Question

1. directed line segment bn has endpoints at point b(9, -7) and point n(-1, -2). directed line segment bn is partitioned by point h at a 4:1 ratio. what are the coordinates of point h?

Explanation:

Step1: Recall the section - formula

The formula to find the coordinates of a point \(H(x,y)\) that divides the line - segment joining \(B(x_1,y_1)\) and \(N(x_2,y_2)\) in the ratio \(m:n\) is \(x=\frac{mx_2+nx_1}{m + n}\) and \(y=\frac{my_2+ny_1}{m + n}\). Here, \(x_1 = 9,y_1=-7,x_2=-1,y_2 = - 2,m = 4,n = 1\).

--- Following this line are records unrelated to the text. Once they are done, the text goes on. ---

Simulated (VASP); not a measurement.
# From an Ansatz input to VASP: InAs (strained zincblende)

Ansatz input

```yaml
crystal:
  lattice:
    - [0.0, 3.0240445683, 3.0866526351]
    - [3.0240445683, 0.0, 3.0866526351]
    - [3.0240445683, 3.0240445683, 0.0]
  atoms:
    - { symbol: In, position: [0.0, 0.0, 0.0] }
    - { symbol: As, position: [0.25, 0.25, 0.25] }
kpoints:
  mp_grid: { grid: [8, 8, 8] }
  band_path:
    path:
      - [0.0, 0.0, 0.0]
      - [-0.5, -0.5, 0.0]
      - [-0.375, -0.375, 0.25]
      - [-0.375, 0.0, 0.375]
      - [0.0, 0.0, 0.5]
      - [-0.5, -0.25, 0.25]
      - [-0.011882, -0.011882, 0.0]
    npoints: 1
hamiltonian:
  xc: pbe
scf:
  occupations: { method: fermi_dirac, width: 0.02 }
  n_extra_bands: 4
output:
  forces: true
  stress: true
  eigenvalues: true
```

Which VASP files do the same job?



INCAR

Step2: Calculate the \(x\) - coordinate of point \(H\)

\[

$$\begin{align*} x&=\frac{4\times(-1)+1\times9}{4 + 1}\\ &=\frac{-4 + 9}{5}\\ &=\frac{5}{5}\\ &=1 \end{align*}$$

\]

Step3: Calculate the \(y\) - coordinate of point \(H\)

\[

$$\begin{align*} y&=\frac{4\times(-2)+1\times(-7)}{4 + 1}\\ &=\frac{-8-7}{5}\\ &=\frac{-15}{5}\\ &=-3 \end{align*}$$

\]

Answer:

\((1,-3)\)